The Tax Man Cometh…For Your Fridge?

Freedom fries” might be making a comeback—and this time, it’s not because of the French. Writing in The New York Times this weekend, foodie pundit Mark Bittman declares that the federal government should crack down on consumption of fries, chips, soda, and other snack foods while promoting healthier fare like vegetables. And he argues the feds should do this by using the tax code to make you pay for buying food that’s not government-approved.

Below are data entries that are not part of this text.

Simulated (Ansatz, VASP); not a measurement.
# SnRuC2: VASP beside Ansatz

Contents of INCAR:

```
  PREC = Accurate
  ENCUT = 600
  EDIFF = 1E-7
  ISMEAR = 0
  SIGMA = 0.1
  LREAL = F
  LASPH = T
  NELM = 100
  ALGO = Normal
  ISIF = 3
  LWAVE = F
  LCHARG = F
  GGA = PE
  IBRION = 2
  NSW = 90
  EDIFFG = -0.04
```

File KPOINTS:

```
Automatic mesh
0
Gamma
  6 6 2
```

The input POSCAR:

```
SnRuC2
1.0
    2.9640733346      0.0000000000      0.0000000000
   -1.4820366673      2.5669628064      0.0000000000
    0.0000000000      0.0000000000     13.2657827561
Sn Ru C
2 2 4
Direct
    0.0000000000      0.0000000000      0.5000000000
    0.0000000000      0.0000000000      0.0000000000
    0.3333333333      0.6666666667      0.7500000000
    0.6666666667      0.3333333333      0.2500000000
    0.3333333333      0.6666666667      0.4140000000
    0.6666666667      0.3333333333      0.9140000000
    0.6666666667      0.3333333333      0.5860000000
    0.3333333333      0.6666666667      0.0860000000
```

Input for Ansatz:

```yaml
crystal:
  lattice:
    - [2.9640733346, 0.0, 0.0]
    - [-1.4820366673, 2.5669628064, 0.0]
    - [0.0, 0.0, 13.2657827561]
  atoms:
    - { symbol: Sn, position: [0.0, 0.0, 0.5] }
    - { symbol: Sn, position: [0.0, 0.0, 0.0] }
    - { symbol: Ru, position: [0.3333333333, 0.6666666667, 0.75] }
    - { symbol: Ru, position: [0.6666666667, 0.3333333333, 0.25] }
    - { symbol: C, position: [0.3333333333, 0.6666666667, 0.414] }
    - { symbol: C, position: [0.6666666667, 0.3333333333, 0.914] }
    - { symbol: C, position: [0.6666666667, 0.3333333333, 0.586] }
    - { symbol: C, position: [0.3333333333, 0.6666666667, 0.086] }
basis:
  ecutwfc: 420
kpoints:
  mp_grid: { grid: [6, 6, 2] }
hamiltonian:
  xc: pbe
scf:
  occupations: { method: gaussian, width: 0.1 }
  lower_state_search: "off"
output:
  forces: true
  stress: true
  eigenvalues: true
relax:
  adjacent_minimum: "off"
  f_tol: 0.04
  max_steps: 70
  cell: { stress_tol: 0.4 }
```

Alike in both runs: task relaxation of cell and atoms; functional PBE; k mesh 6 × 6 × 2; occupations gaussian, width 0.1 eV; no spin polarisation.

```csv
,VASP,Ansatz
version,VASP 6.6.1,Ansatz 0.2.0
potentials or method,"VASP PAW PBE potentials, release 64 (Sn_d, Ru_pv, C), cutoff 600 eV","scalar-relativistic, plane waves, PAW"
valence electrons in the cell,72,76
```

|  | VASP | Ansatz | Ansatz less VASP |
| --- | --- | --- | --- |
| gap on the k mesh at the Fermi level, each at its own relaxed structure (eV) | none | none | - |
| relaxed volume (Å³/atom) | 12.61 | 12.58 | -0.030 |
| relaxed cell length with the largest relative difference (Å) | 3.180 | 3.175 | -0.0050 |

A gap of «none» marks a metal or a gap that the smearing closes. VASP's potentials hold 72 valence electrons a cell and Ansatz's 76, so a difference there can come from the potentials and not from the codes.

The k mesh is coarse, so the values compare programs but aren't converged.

We certainly have to hat-tip Bittman for his ambition. (Though “delusion” might be a more appropriate word.) Under his plan, federal bean counters will go through each one of the 38,718 items (on average) in a supermarket and assign a tax or subsidy value to them. They’d then have to monitor the market for new food products. And there’s more, writes Bittman:

We could sell those [healthier] staples cheap — let’s say for 50 cents a pound — and almost everywhere: drugstores, street corners, convenience stores, bodegas, supermarkets, liquor stores, even schools, libraries and other community centers.

It’s unclear who Bittman is referring to when he writes “we.” Presumably, “we” is a nicer way of saying “the federal government that will require everybody to follow my scheme.” But does he really think people will make sure to pick up a pound of spinach when buying a bottle of vodka or that farmers market produce would flourish at a drugstore?

Putting aside the impracticality of what Bittman supposes to impose, his assumptions themselves require logical leaps and bounds.

The idea that federal farm subsidies are leading to obesity is an oft-repeated myth. But University of California-Davis researchers concluded in 2008 that “even entirely eliminating the current [federal farm-support] programs could not be expected to have a significant influence on obesity rates.” (Raw-material costs and finished-goods costs are two entirely separate things.)

And the notion that simply decreasing the amount of soft drinks consumed will improve health remains unproven. There’s no credible scientific evidence that sugar-sweetened drinks are especially fattening to begin with since their calories are counted like any other food. And one study from December found a tax targeting soft drinks would lead to people switching to equally caloric untaxed drinks.

Even Kelly Brownell of Yale’s food-cop-harboring Rudd Center (which Bittman cites approvingly) admits about soda taxes that “nobody has been able to see how people will really respond under these conditions.”

Quickly, then, Bittman’s federal framework for reducing obesity would have to involve taxing the amount of calories people consume—taxing how much people weigh, really. That doesn’t seem too appetizing.

We could go on about the flaws in Bittman’s reasoning, but the heart of the to-tax-or-not-to-tax matter can be seen in his own arrogance. “It’s true that you don’t need to smoke and you do need to eat,” he writes. “But you don’t need sugary beverages (or the associated fries).”

Well, it’s comforting to know that humanity has omniscient Supreme Emperor Bittman to declare what each peasant needs and doesn’t need. But frankly, we’re confident that we can manage what’s on our plate better than a smug Times pundit whose claim to fame is cooking, not policymaking.

To Bittman his like-minded ilk: Give us potato chips, or give us death.